Joe Abercrombie’s very good taste can be seen soon as he has J. R.R. Tolkien and George R.R. Martin among his most important literature references. Actually, it seems what most distinguish him from the other two are the R.R. they have between their name and surname, because for the rest, Abercrombie’s prose is as poetic as Tolkien’s and as brutal as Martin’s; traits that can be seen in his literary debut, The First Law trilogy, which last in his subsequent independent novels.
Adria’s News talks to Joe Abercrombie at the Celsius 232 Festival and realizes that despite his youth, it all seems to indicate that his name will soon be among the greatest authors of fantasy, although he doesn’t want to be limited to this genre. He’s written adventure novels, a war story and even a western. “I have tried a lot of things, like Tarantino”, he admits, “although I’ve done it in a much better way”.
Your fellow writer Adrian Tchaikovsky has warned me. He says that you bite. Should I be afraid?
[Laughs] I wouldn’t be afraid, no. I only bite when I’m angry or upset and I’m sure your questions will be hugely complimentary, so it shouldn’t be a problem.
I don’t think so either. You already came to Celsius 232 last year. Why are you here again?
Well, they asked me to come and I had a great time last year and I get on very well with the organizers, so I just enjoy hanging out here. And I think it’s a good place to come again. There’s a nice atmosphere here.
The big star last year was George R.R. Martin. I guess you talked with him…
Yes, yes! I think he’s a guy who is very much down to earth. Success hasn’t gone to his head, he’s very grounded, very ordinary, really, and he enjoys working with other writers a lot, writing on anthologies, plus he’s always been part of the fandom and a figure in conventions.
Maybe he’s so grounded because he met success when he was older…
Exactly, and he’s always been very inclusive and a very good guy to talk to and he’s obviously become a huge figure now, it’s quite intimidating. But he’s one of the very few living writers that have been quite influential for me. I read A Game of Thrones back in the 90s and it was like a light bulb for me.
On your webpage I read an article in which you say that if you hadn’t read A Game of Thrones you probably wouldn’t have written The First Law trilogy.

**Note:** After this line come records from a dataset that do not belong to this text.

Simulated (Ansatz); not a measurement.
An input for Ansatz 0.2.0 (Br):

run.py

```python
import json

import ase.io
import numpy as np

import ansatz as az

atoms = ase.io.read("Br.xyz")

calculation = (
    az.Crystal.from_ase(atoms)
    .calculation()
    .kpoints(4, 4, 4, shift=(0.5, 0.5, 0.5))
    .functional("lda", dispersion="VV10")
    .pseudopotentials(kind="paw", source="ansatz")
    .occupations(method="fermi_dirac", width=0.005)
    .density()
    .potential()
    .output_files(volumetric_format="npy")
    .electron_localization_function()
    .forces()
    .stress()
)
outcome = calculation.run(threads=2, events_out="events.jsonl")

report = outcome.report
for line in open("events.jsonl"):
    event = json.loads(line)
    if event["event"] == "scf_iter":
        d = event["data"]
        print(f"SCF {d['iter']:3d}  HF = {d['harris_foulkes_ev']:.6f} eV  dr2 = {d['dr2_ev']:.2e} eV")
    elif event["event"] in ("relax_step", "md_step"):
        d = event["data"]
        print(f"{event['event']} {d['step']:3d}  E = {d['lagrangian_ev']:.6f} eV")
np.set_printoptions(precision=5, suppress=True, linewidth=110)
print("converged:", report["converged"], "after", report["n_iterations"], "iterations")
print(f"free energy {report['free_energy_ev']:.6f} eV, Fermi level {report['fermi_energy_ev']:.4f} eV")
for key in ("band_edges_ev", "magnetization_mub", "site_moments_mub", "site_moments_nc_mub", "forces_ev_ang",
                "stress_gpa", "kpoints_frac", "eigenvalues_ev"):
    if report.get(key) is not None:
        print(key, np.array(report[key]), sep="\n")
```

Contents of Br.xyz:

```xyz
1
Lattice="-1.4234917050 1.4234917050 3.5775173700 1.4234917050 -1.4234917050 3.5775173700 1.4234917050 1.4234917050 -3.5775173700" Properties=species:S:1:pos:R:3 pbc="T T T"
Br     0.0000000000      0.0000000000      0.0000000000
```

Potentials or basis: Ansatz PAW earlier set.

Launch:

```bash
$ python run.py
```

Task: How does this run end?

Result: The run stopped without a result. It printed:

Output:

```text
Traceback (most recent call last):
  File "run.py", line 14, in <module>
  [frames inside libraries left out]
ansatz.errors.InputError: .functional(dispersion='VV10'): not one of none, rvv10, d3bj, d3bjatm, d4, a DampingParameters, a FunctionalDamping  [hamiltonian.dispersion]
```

Yeah, yeah, I think it’d have been something very different, in a way, so yes. Also, there are not many other writers I could name that had this personal input, so it really left a mark on me.
Three very thick books compose The First Law series. It’s a very heavy debut, right?
Looking back it’s not the cleverest move, in a way. I should have done a couple of short stories; that’d have been the sensible thing to do, but I suppose you end up writing the sort of thing you’ve read and that was the format I was interested in, and when I thought of writing something epic fantasy trilogies always attracted. That was where I wanted to go.
Why a trilogy, then?
The Lord of the Rings is a trilogy…
So I assume you are one of those writers who contemplates The Lord of the Rings as a Bible…
Yes, because it is, in a way. It is for me, and I think three is a natural shape, it makes sense, it’s a start, middle and end, and it’s a kind of an introduction, a development and a conclusion. Three acts it’s a shape that makes sense, look at the theatre… And three big books seemed a solid number.
After the trilogy you published a few standalone novels. But they were all set after the trilogy and not before. Why?
I guess the thing I most get asked is to write Logan’s history, Logan’s childhood. I’ve been asked this for so long and I don’t know I feel that going forward is generally the best way to go. It’s easier making mistakes going back and mess up your own timeline a bit and I like the idea of the ambiguity in the past, you know. I suppose that the past is made of stories of the people in the present so you don’t know exactly what truth is. I’ve done a few short stories that are kind of pick up episodes that are important in The First Law and that was a collection that will come up in a year. So I think I’ll keep going forward in full-length books.
Best Served Cold is your first stand-alone novel. Did you already have the story time ago or did you start to think about it when you finished The First Law?
I think when you set up a big epic fantasy trilogy, finishing one of these books seems impossible, you know? And when I was getting towards the end of the third book, I thought “What will you do after this is finished?” And it was horrifying, and I thought I might have to write another 30 or 50 books if I wanted to make of this a career.
So you needed some ideas...
I liked the idea of writing something shorter, more focused. I didn’t want to do a huge series of books, I wanted to write something that people could go back and things still make sense, so I decided to write these standalone books, each of them with a slightly different style; for sure, they’re not quite as heavy and complicated, but they happen in the same world and pick up some minor characters, pulling them to the foreground. And I was thinking of films, mostly, to get the basic plotlines of these books. Point Blank (John Boorman, 1967) was the basic structure for Best Served Cold, the gangster revenge thing. But I wanted to have a female main character because I’ve been very male-focused on the trilogy.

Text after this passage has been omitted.